Khabor Wala Desk
Published: 24th June 2026, 2:45 PM
The Ministry of Finance has rejected pleas from insurance sector owners by directing all life and non-life insurance companies to pay their registration renewal fees for 2026 at a significantly higher rate. According to an official directive issued on Tuesday, 23 June, by the Insurance-2 branch of the Financial Institutions Division (FID), the fee remains fixed at 2.50 Taka per 1,000 Taka of gross premium.
The mandate was sent directly to the Chairman of the Insurance Development and Regulatory Authority (IDRA). It instructs the regulatory body to take the necessary administrative steps to collect the fees in accordance with the timelines and rates outlined in the latest gazette, under Rule 3(2) of the Insurance Business Registration Fee Rules, 2012.

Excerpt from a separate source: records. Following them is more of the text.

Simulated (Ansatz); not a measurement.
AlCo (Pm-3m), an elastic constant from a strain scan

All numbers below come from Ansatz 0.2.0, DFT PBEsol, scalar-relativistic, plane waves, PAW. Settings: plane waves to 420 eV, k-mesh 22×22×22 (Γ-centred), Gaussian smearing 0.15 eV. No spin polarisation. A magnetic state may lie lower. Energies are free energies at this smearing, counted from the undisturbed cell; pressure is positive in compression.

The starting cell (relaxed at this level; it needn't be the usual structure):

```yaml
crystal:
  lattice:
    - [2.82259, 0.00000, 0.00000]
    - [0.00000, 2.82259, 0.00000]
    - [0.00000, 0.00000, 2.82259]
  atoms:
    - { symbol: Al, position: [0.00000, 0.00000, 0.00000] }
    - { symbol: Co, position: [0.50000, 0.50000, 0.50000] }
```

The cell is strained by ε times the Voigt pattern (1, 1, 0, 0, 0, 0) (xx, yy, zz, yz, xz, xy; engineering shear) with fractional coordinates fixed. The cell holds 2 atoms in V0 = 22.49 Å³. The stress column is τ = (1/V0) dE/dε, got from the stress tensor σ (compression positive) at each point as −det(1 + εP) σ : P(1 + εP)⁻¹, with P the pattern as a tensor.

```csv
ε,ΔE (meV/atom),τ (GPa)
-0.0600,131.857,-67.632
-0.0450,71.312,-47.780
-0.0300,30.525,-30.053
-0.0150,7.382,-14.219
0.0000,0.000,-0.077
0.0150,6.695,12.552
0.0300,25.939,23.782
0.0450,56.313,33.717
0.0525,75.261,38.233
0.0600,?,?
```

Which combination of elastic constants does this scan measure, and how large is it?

This decisive order follows a previous communication sent by the IDRA to the FID on 26 April. In that letter, the regulator sought legal clarification and specific guidelines regarding the exact applicable rates for private insurance firms for the upcoming 2026 calendar year. The FID response firmly clarifies that the government will not back down from its revised tariff structure.
The roots of the current dispute trace back to 4 February this year, when the FID published a controversial gazette notification. The state document abruptly raised the registration renewal fee from 1.00 Taka to 2.50 Taka per 1,000 Taka of premium, marking a 150 per cent hike. Insurance operators have voiced fierce opposition to the decision ever since.
The Bangladesh Insurance Association (BIA), an influential forum representing the owners of private sector insurance firms, has demanded an immediate waiver of the increased fees. Leaders of the association argue that the sudden spike creates an unsustainable financial burden for a sector already facing macroeconomic headwinds. To illustrate the impact, the BIA pointed out that an insurance firm generating 100 crore Taka in gross premium will see its annual renewal costs jump from 10 lakh Taka to 25 lakh Taka.
Conversely, the regulatory body has defended the revised fiscal structure as essential for sector modernization. In its report to the ministry, the IDRA explained that it operates entirely on self-generated funds without direct state budgetary allocations. The authority is currently executing several costly, large-scale projects aimed at revolutionising the domestic market. These initiatives include the digital transformation of compliance systems, the rollout of the National Core Insurance Solution, and the establishment of new specialised training institutes. The regulator maintains that the enhanced fee is crucial to offset rising operational expenditures and establish long-term financial discipline within the industry.